As president, Obama told the auto club, he no longer drives himself. However, he said he understands how the gas crunch hurts families trying to make ends meet.

“I understand what folks are going through because it wasn’t that long ago that I was having to fill up my gas tank and drive to work, shuttle the kids back and forth to school or events. It takes a big bite out of folks’ paychecks.”

Approval ratings slide over gas costs

According to recent polls, Obama’s approval ratings plummeted after gas prices rose by more than 60 cents a gallon this year. The lack of approval comes despite the fact that most experts agree that, beyond opening the nation’s emergency petroleum reserves, the White House has little control over the price of gasoline.

Long-term solutions stressed

The president stressed the need to look beyond the current crunch at the pumps and to find long-term ways to curtail the nation’s thirst for petroleum.

“The most important thing I can do as the president is not to simply focus on tomorrow. It’s focusing on getting America properly aimed toward our goal of continuing to reduce our dependence on foreign oil.”

Stricter standards will help

Obama praised tougher fuel efficiency standards, which he says will save the average American family $8,000 in fuel costs over a vehicle’s lifetime. He also expressed his confidence that American technology can make it happen.

“If we unleash American creativity, if we properly incentivize people to think about fuel economy as part of overall design, Americans can make great cars.”

Technology needs to improve for electric vehicles

He also talked about the acceptance of vehicles using alternative energy sources. As the technology improves, Obama said, such vehicles will become more accepted by consumers.
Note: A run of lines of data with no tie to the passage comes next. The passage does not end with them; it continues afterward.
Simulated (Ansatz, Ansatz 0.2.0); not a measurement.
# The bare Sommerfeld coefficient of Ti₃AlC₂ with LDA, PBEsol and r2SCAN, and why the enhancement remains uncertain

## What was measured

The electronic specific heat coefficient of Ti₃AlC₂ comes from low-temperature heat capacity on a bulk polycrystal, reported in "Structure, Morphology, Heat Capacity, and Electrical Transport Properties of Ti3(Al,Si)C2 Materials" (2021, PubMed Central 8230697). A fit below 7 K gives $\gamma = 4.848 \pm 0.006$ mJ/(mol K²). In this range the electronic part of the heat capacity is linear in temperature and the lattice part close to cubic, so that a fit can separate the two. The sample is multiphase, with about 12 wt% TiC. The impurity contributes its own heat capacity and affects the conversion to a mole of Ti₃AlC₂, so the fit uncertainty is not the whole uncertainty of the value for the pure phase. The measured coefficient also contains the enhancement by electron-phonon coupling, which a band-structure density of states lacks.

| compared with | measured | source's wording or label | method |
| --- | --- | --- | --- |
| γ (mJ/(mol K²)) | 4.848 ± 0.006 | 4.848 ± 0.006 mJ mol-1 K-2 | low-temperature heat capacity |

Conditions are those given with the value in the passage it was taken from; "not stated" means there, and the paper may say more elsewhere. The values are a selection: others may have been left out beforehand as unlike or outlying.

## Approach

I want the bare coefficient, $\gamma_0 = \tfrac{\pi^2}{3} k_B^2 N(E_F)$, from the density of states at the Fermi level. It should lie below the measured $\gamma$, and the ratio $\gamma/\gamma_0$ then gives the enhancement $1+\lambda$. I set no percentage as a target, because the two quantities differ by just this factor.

“People need to feel confident that when they get into an electric car they’re not going to get stuck. To the extent that we start having both more efficient batteries and distribution capacity, people can feel confident that they’re never going to get stuck, or at least not any more stuck than they do when they forget to fill up and then call AAA.”

AAA said it was working on a mobile electric car recharging station that could help stranded EV drivers.